Biographical
Note
Andrew
Vernon was born in London in 1953. As a child, he was quiet but
not introverted with an appetite for books and a preference for solitary exploration.
He was educated at ordinary English schools and then went to Art College,
where he graduated with a degree in Fine Art (painting) in 1975.
He
joined an esoteric school in the Gurdjieff/Ouspensky (Fourth
Way) tradition in 1978. The principal ideas of this
tradition are Self-remembering, non-identification, and a combination of the
traditional paths of knowledge, devotion, and action. He remained connected
with this school for the next twenty years, living in London,
Vienna, Rome,
Paris, and California.
Eventually, however, he became convinced that the efforts he was making to free
himself came from ego and were part of the problem rather than the solution.
An
experience of awakening in 1987 convinced him that everything, including spiritual
seeking, happens spontaneously and naturally, without anyone “doing” anything.
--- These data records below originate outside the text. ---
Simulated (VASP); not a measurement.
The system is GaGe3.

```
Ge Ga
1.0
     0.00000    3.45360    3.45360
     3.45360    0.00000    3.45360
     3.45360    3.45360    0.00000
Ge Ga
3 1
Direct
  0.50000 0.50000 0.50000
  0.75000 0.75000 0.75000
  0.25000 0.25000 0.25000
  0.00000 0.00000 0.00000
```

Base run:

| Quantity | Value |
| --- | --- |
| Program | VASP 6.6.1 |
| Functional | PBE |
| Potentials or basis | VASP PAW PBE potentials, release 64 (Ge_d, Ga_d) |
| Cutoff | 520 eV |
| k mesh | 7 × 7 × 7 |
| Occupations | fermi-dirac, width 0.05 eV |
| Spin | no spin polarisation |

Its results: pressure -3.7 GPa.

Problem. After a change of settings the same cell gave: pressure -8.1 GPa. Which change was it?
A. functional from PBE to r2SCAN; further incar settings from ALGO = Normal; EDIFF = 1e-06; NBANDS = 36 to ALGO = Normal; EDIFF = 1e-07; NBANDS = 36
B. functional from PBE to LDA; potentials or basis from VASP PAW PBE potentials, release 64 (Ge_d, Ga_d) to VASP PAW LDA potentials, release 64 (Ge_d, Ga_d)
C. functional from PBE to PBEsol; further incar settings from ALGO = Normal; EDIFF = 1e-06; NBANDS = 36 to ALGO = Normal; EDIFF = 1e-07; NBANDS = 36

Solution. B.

In 1995, he read “I Am That” by Sri Nisargadatta Maharaj, which confirmed these
conclusions. At the beginning of 1999, he resolved to follow the teaching of
Advaita Vedanta to its end, wherever it led.
In
May of that year, he met Sri Ranjit Maharaj, who was giving talks in Marin
County, California.
He felt immediately that Maharaj would be his final teacher. He received initiation
and left the Fourth Way
school without any hesitation. In December, he traveled
to Bombay to
see Maharaj. The second night in that city there was another awakening experience,
which showed that the concept “I am a person” is nothing but a false assumption.
He left Bombay
two weeks later and never saw Maharaj again.
He
returned to Bombay the following year, but Maharaj had completed
his rôle a few weeks earlier. On this visit, he made a pilgrimage in Maharashtra and Karnataka, traveling to places connected
with the lineage of Sri Ranjit Maharaj, Sri Siddharameshwar Maharaj, and Sri
Bhausaheb Maharaj.
In
July 2002, during a retreat in the Sierra Nevada mountains
of California, final awakening occurred, not as a dramatic revelation, but as
a complete conviction of the reality of what was already there. After a few
months, it was clear that the change that had occurred was irreversible.
He
began to write a series of commentaries on the teaching of Sri Ranjit Maharaj
in January 2003, with the aim to clarify the essential ideas and to make them
more accessible. The commentaries were completed in October 2003 and are currently
available on the website www.wayofthebird.com. They were first published in
book form (in Spanish translation) by Ediciones Vía Directa of Valencia,
Spain, in 2006.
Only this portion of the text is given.